During AER’s event on artificial intelligence (AI) attendees broke into five roundtable discussion groups, each addressing an area of AI important to stakeholders. The group titled the culture in the digital age discussed the progression of AI generated art and its future role in the creative arts industry. For an hour, topics such facilitating collaboration between AI and artists to what AI’s impact on our conception of art animated conversations.
The group was fortunate to have a wide range of contributors who are well versed in a relatively new area of AI. Moderating the group was Christophe de Jaeger, Director of Gluon. Gluon brings together academics, artists, entertainers, and innovators to provide an opportunity for them to learn from one another and grow together, putting on exhibitions to showcase artists’ AI related projects.
Also from Gluon was Artistic Program Manager Ramona van Gansbeke who brought first-hand knowledge of the needs of artists and how AI is being used in the creative arts industry. Bringing expertise on culture’s role in society was Katherine Heid, the Secretary General of Culture Action Europe. Culture Action Europe ensures that culture remains at heart of the public debate and decision-making by running action oriented campaigns, meetings, and conferences. Finally, numerous regional policy makers provided insight into the ways in which regions have adapted to the changing cultural environment.
Areas of Continuity and Change
Katherine Heid believes that AI will become a tool increasingly used by creative arts industry to enrich culture. Indeed, the process of integration of AI into the creative arts industry is already underway with AI being employed to create art ranging from paintings, to literature, to music. While AI programmes are not capable of producing music capable of topping the charts, Ms. Heid does envision a future where AI generated music is used in more subtle ways.

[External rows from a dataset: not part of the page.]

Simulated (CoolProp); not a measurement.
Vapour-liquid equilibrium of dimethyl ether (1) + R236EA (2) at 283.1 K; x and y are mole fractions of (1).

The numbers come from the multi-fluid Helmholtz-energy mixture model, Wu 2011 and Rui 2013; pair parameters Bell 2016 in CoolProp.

One way she says this will occur is in the advertising industry where AI generated music is utilised to suit the context of ads. Ms. Heid also sees AI tool for engaging people in the creative arts industry. With AI’s ability to perform complex art analysis and provide new insights into old paintings, AI will help inform art historians and the public about art.
Despite the imminent changes in the creative arts industry, Ramona van Gansbeke believes there are innate human qualities which a machine cannot replicate, comparing it to the arrival of computers in the 60s and 70s. While the early years of digital technology allowed for the automation of certain elements in professions such as graphic design, humans remained the masterminds behind the projects. Ramona believes the fourth industrial revolution will be similar. A machine’s algorithms can learn the required inputs to create art, but the passion and creativity from artists’ which produce pieces that evoke an emotional response will remain exclusively human Ramona van Gansbeke claimed. At the very least AI is a long way off from possessing these qualities.
Pierre Gerard from the Brussels Capital Region affirmed this view using the example of Cubase music recording software which predicts the next notes in a song based on what has been played previously, helping to create music. For Mr. Gerard, by only following recommendations of the program, which represents just one of many possible notes in a sequence, artists risk constraining their creativity.
Ms. Heid countered by citing a recent study where in a blind test, humans were unable to distinguish between AI generated art and human art, even rating AI’s art higher in some cases. If AI created art and human art continues to be indistinguishable humans may have to redefine what creativity means.
One challenge which was identified was for artists seeking to use AI in their work. Although artists are comfortable working with AI, their understanding of the technology behind it remains superficial. Increasing their understanding beyond a functional level could potentially allow more meaningful collaboration between artists and the technology to occur. For artists to gain a better understanding of AI, new networks for interdisciplinary collaboration will have to be established.
Currently, a problem for artists is the cost associated with setting up exhibitions for their AI related work. One barrier is the cost of purchasing APIs which can make running exhibitions prohibitively expensive. Bringing down the price point of APIs for artists will be a goal policy makers and companies can work towards. Another challenge is the acquiring the infrastructure needed to set up an exhibition, which can be a time-consuming affair.
Finally, an obstacle the creative arts community will have to confront are negative perceptions about AI which produce anxiety around its development. These can be fears around everything from job loss to its effective integration into industry. A bright spot is that apprehension inevitably leads to discussions about the technology which give the opportunity for misinformation to be corrected.
As the commercial sector begins to gain interest in AI assisted arts, product placement in art may become an issue meaning the public sector will have to be vigilant to preserve this burgeoning industry’s autonomy from big corporations.
For AI assisted or produced art to gain popularity, the idea of collaborative practice between AI programmers and artists must be encouraged. Regions must show that they can support and facilitate this shift by promoting things like funding opportunities and museums. They must ensure that culture remains a part of every discussion about employment and start paying for artists visits to companies to create spaces for collaboration.
One start in this area is the STARTS initiative – Innovation at the nexus of Science, Technology, and the ARTS from the European Commission in DG EAC and DG REGIO. Contributors also recommended that to inspire artists to take part in AI assisted art, regions reconnect pieces of art with their original surroundings.
Ms. Heid also affirmed her belief that the creative arts industry can be at the centre of an inclusive and sustainable Europe. Art and culture is the heartbeat of regions, reflecting the hopes and fears of society. With their fingers on its pulse, artists can respond to its insecurities. This knowledge enables artists to help forge a European identity through culture and education. Therefore, it is important for artists to pay attention to and remain informed about societal changes.